Toni Rajala Needs A Little Jere In His Life

Photo by Steven Christy.

Drafted in 1992, Finnish forward Jere Lehtinen will always be one of my favorite players. Perhaps this is when my love affair with Finnish hockey began. From a high 80’s draft pick to a Stanley Cup winner in ’99, Lehtinen was really one of the most important pieces of the late 90’s blossoming of the Dallas Stars. The obvious narrative is that he was a hard worker, and quite nicely resembled the community with which he played in terms of ethic and demeanor. For me it was very simple, he was a great hockey player. One of the best Dallas would ever coddle, and certainly one of the best to ever come out of Finland. He also, perhaps, created a mold for players who might traverse the same winding road to the NHL, especially for those born, raised, and crafted near the Baltic Sea.

Jere, have you met Toni?

Toni Rajala, the latest Finnish prospect to don the blue and orange, follows on the heels of Teemu Hartikainen who was a vastly different player than himself. Hartikainen, for all practical purposes, danced the fine line between get-dirty-in-the-trenches and goal scoring wizardry. And although his time is done for now as an Oiler, he’s still honing his craft. Then there’s Toni. Rajala is a naturally gifted goal scorer with hands that make Kandinsky long for the boring colors, feet that belong at Julliard, and Mother Teresa like faith in his abilities to strike the net. He’s a fun player to watch, and we could discuss his indiscretions, Oilers lineup potential, and future landing spot, but there’s one thing that will likely always be something that “this kid needs”, and that’s a little Jere.

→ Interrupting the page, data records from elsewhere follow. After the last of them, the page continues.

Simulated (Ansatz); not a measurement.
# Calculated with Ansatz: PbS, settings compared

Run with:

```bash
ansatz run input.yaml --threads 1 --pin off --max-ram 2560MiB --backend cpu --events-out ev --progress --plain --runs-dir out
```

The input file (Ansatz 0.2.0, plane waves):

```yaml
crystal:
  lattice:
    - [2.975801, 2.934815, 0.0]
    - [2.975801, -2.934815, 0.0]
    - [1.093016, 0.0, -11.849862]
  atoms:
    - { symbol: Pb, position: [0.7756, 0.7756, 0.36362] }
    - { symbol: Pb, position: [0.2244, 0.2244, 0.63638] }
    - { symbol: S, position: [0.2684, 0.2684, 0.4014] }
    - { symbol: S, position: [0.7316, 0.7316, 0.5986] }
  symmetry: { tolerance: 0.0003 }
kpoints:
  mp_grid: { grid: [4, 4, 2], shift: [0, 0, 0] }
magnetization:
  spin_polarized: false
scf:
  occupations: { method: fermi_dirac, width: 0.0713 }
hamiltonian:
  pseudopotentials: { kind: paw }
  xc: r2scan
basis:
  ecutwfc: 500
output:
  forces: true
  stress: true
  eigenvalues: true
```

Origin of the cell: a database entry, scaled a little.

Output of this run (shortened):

For Rajala to continue to be successful, he will need to develop the two-way game made famous by fellow country man Lehtinen. Jere was not a big man at just 6′ and just under 200 lbs. By comparison, Rajala is a pipsqueeking 5’10” 163 lbs soaking wet. To me the discussion of size is important, but the bigger issue is game smarts. Lehtinen knew how to play the angles, and although he wasn’t a hulking forward, he was able to panic defenders moving the puck out of the neutral zone. This was his bread and butter.

Understanding your defensive responsibility as a forward seems to be a lost art among kids these days. The lawn, get off. Yet the unselfishness of Lehtinen is what afforded him opportunities for success.

Pull up YouTube, search ‘Jere Lehtinen’ and you’ll find goal scoring tribute videos loaded with quick wristers and shootout glorification. Jere was a fabulous offensive player. But not found in those videos was his keen awareness of how to remove players from the equation without the punishing blows along the boards. He was a master chess man, able to know your moves before you did.

Some might argue that Rajala isn’t cut from the same cloth as Lehtinen, and that’s probably true. Yet there’s a lesson to be learned by all forwards laboring in the minors, and that’s to form a game that is well rounded. We’ve watched Philippe Cornet, Alexandre Giroux, Ryan Keller, and a handful of other players score goals at white hot paces with their time spent in OKC. However, it was the defensive side of the puck (probably among a few other things) that was lacking enough to probably prevent them from long term NHL success.

In 2012-13, Rajala averaged 1.3PPG in the ECHL and .98 in the AHL. The lockout certainly buried him deep in the depth chart, but the reality is that he simply surprised everyone. With the lockout in the rear view, and the promise of prospect hockey again being of the utmost importance in the Oilers farm team, the Barons of 13-14 will be built around the kid from Parkano, Finland. This is a pretty large burden to bear considering he’s not played a full AHL season yet, and he’s only 22. He has the right toolbox, he just needs to add a few pieces to make the NHL jump potentially more legit. Embrace the Jere, young Toni.